Floating Ideas for Boston's Waterfront

“Boston is 47 percent water and yet there’s nothing interesting happening on any of it,” according to Kim Poloquin, founder of the arts organization Shift Boston. Though an inflatable pink cloud-covered barge on the city’s sluggish waterfront might change that. Planned to be installed this summer on the Fort Point Channel, the winner of Shift Boston’s Barge 2011 competition, Lighter than Air by Rachely Rotem Studio and Phu Hoang Office (the designers behind Miami Basel’s 2010 Exhale pavilion), is a 2,200-square-foot helium and steam balloon cluster covered by a pink, camouflage netting that will hover and shift in shape above a raft of fixed bicycles. Though stationary, the bicycles will be rigged so that visitors and passers-by can ride nowhere in convoy and generate the water vapor necessary to fill the balloons and potentially power a sound system or lights completely off-grid. “Maybe they’ll also propel the barge to the other banks,” conceded Hoang at the awards event held at the Boston ICA on March 23.
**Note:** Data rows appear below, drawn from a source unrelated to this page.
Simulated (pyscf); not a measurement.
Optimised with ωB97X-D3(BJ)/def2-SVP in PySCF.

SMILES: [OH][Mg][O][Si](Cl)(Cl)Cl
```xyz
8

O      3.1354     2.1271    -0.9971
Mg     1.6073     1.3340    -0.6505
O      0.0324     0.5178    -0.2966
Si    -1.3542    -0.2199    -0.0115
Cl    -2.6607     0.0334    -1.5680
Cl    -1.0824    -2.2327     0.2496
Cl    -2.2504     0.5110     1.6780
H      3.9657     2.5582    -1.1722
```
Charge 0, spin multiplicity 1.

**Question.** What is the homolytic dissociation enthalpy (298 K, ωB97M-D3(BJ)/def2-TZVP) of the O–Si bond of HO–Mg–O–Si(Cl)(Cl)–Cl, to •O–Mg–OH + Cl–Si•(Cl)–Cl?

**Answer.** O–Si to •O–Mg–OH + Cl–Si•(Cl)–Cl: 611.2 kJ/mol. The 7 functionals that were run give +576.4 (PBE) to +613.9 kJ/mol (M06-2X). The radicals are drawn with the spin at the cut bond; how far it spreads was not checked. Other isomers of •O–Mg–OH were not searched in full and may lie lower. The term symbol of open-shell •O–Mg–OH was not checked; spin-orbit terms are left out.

Since 2009, Shift Boston has championed international and local design competitions in the city, ranging from a lunar base last October to its inaugural, open-ended call for ideas to enliven Boston’s architecture and design landscape. Indeed, one particular entrant of the latter, Nicholas Biddle, who claimed that Boston was awash with decommissioned barges, was an inspiration for Barge 2011. “Other cities like Paris, London, and New York have created enjoyable destinations out of their waterfronts. We think it’s time that Boston did the same,” says Poloquin.

 

Praised by the judges for its boldness, Lighter than Air was selected from 102 submissions from across the globe, and, unlike Shift Boston’s other competitions, which though inspirational have been left unrealized, the barge project has the potential to become an annual competition and a permanent feature on Boston’s waterfront. The project has received support from private and public parties alike, including Friends of the Fort Point Channel and the Intercontinental Hotel, which will provide the access needed to realize the installation. Boston Redevelopment Authority’s (BRA) Richard McGuinness was one of the judges on the eclectic panel, which also included Olympia Kazi of the Van Alen Institute and structural engineer Matt Johnson of Simpson.

Though permission still needs to be granted, the Barge 2011 project jives with BRA’s plans to reactivate the south Boston waterfront. Long underused, the area was cut off by the John F. Fitzgerald Expressway, which from the 1950s severed the waterfront’s heavy industry from downtown until, in 2007, the Big Dig plowed it underground. In 2002, BRA launched the Watersheet Redevelopment Plan to introduce a public realm and reconnect the waterfront to the city. “Our fear was that we were going to end up with 16 water taxi stops,” said Kyro Shen, Chief Urban Planner of BRA. “So we asked: what do we want to see at the waterfront that would bring people down here?” The plan hasn’t achieved tangible results, and previous attempts to activate the city’s waterfront, such as Diller Scofidio + Renfro’s ICA completed in 2006, have so far failed to create the domino-effect regeneration envisioned at the time. To this end, Lighter than Air could prove successful as a new approach to reinventing Boston’s waterfront: a temporary installation that might stimulate more interesting things to “happen” on it.